King-sized ultrabooks seem to be the in thing these days, but the Zenbook U500VZ doesn’t carry Intel’s "ultrabook" designation. At 0.78" thick, the aluminum chassis seems to be slender enough. The U500VZ also fills Intel’s SSD requirement with dual-drive configurations offering either 128GB of flash alongside a 500GB mechanical drive or dual SSDs with up to 512GB in capacity. The issue may be the Ivy Bridge CPU, an unnamed Core i7 quad whose TDP would have to be at least 35W based on the models currently available. Ultrabooks have typically been limited to 17W duallies.

Asus’ CPU choice provides a hint that this Zenbook was designed to be a portable workhorse. So does the 15" screen, whose IPS panel offers 1920×1080 resolution. A discrete GeForce GT 650M GPU is tasked with driving the display, and it should be able to play a decent number of games at the native resolution without making serious image quality compromises.

Below the screen sits a purportedly full-sized keyboard with an adjacent numpad, a convenience frustratingly missing from similarly sized MacBooks. Asus throws in a keyboard backlight that automatically adjusts its brightness based on the environment. The touchpad looks suitably ginormous, too.

Want an actual ultrabook? Asus has also announced the Zenbook Prime UX21A Touch. This 11.6-incher packs a 1080p screen with Win8-friendly multitouch support. The SuperIPS+ panel has an extra-bright backlight that should make outdoor viewing easier, as well. Sorry, no discrete graphics here—you’ll have to get by with Ivy’s integrated GPU.
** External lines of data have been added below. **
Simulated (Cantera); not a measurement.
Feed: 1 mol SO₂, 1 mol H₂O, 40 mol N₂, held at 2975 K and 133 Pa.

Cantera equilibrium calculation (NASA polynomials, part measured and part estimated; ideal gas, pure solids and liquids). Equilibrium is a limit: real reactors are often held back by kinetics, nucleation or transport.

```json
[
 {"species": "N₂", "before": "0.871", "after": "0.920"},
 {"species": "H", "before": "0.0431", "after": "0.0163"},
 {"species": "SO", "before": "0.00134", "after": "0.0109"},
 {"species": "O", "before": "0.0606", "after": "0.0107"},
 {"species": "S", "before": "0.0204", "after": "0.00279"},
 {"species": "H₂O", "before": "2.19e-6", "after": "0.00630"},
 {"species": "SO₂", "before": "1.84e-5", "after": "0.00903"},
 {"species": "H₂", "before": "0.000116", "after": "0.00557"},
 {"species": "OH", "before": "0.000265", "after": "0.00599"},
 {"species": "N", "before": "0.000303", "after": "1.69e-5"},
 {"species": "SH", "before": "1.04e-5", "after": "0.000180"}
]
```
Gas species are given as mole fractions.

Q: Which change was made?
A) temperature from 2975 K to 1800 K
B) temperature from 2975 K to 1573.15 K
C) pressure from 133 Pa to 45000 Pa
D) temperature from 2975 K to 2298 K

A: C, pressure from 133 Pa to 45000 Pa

Asus claims the UX21A’s advanced power-saving tech extends battery life by 25% and allows the system to last up to two weeks on standby. The press release isn’t more specific about the size of the battery or the rest of the system’s specifications. There’s no word on pricing or availability, either. Like existing models in the family, the Zenbooks are likely to reside at the premium end of the spectrum. I wouldn’t expect them to arrive until Windows 8’s official launch in late October.